September 30, 2008

She Wants Her Binky



Julia has been a binky baby. Sometime around 18 months, they no longer allowed binkies at school and Wayne and I followed their lead to banish the binky except for nap and bedtime. It was a rough couple of days and what I imagine to be akin to drug withdrawal (at the baby level). If you've never been close to someone with a binky addiction, you might not realize how serious it is. When Julia was still breastfeeding, she sometimes would stop, take a drag from her binky and then go back to feeding.

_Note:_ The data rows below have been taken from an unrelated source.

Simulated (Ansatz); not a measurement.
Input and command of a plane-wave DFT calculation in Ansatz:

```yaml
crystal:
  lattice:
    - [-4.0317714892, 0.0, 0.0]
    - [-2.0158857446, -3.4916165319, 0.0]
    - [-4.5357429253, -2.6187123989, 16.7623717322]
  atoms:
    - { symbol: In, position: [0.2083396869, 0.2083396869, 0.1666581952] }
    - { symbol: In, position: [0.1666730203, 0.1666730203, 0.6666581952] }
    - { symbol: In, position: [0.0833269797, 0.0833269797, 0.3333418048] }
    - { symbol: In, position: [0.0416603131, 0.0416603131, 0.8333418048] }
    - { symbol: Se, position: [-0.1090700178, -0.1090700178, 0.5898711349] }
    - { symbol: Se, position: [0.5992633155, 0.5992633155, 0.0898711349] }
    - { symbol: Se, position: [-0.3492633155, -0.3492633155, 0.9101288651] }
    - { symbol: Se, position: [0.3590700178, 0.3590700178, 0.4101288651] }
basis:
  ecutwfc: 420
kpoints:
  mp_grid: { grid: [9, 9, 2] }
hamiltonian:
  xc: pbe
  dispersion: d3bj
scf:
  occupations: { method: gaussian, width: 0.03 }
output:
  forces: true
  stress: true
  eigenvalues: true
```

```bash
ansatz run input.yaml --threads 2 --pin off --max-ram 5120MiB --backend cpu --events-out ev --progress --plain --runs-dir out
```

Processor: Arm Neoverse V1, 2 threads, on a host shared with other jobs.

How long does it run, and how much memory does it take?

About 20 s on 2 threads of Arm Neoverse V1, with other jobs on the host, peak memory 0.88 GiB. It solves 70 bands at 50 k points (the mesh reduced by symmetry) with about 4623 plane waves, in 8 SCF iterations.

We've lived in harmony with the binky-only-in-bedroom arrangement for the past year and a half, but we'd been planning for the time to say good-bye to the binky forever. I'd read about strategies for getting kids to give up certain habits and settled on the binky fairy. The idea is that the "big girl" (or big boy) gives her binky to the binky fairy who will redistribute it to the babies of the world who truly need it. In exchange, the big kid gets a present and the good feeling of having been charitable. We've been telling her for the past few months that she would undergo this rite of passage when she turned 3.

At first, she thought that was fine, so long as the binky fairy would give the binkies back. When she understood that that was not the plan, she'd sometimes cry if we brought it up. Then she seemed to accept the idea and take comfort in the fact that she wouldn't turn 3 in awhile.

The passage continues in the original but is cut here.